But the bridge isn’t a pedestrian bridge – it’s actually got a drawbridge at the end blocking us. A few nimble punters are trying to pick their way across and around the drawbridge – there are enough places along the edge of the structure to put your feet, at least if you have the grip of a mountain goat – and Tammy is briefly keen to join them until we point out that while she might make it across, her Mosrite would most likely end up in the canal.

Putting her guitar’s safety before her own, Tammy reluctantly follows us another several hundred metres to the next proper bridge. I’m about to collapse under the box of T-shirts – I briefly have a vision of John Cleese buried under the boulder in the stoning scene of Monty Python’s Life Of Brian, arms and legs protruding – and for the rest of the way Tammy and I share the load, walking like crabs with the box between us.

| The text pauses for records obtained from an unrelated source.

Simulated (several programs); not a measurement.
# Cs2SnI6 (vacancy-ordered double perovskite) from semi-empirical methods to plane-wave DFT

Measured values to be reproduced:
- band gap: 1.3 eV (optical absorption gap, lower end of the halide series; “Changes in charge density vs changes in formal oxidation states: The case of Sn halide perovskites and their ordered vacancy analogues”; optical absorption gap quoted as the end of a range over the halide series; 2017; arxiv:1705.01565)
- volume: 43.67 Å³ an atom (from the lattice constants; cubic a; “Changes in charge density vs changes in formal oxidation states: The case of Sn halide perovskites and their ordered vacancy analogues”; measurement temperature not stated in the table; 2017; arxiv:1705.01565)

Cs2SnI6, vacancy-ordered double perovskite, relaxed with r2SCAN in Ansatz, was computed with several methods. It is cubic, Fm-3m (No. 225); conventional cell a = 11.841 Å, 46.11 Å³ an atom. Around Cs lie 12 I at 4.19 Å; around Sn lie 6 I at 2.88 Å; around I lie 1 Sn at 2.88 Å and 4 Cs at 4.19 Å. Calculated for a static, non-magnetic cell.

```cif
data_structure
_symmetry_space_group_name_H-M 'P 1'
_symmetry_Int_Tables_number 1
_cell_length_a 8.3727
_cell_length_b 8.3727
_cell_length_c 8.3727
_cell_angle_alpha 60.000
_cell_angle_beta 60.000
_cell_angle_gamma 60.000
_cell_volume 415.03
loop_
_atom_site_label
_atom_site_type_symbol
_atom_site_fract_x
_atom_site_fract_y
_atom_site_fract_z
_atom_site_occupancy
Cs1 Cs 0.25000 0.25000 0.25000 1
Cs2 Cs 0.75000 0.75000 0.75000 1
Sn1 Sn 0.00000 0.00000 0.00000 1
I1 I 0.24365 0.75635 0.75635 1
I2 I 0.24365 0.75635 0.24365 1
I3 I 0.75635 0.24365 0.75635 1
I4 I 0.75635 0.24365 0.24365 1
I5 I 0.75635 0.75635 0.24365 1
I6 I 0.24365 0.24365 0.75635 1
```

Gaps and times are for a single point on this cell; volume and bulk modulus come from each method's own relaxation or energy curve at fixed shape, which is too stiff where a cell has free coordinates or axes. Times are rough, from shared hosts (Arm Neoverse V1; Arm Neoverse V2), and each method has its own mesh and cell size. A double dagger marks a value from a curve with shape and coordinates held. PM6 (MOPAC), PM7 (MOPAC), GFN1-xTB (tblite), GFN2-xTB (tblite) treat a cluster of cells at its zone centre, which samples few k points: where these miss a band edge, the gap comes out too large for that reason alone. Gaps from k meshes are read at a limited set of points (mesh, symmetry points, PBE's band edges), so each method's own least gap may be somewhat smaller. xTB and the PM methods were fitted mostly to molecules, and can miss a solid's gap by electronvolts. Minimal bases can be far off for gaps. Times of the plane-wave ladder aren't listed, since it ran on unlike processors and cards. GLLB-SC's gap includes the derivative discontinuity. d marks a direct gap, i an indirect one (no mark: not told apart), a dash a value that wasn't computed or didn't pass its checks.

Once we’re finally over the bridge it’s time to find a cab for seven people (including Jules) plus gear. That proves a predictably hard ask in the small hours of a Saturday morning in Amsterdam, so we end up flagging down two vehicles. Unfortunately the cabs aren’t allowed into the red-light district between 8pm and 7am, when it essentially turns into a giant shopping mall for sex-mad tourists, so we’re forced to walk some more.

Inevitably we end up taking a wrong turn and find ourselves further from our destination than from where we started. Andy pulls out his Android and lets his GPS do the work. We set out back on the correct path, except for Gregor and Richie. Gregor is particularly adamant we’re going the wrong way, so we let them struggle on with the cardboard box.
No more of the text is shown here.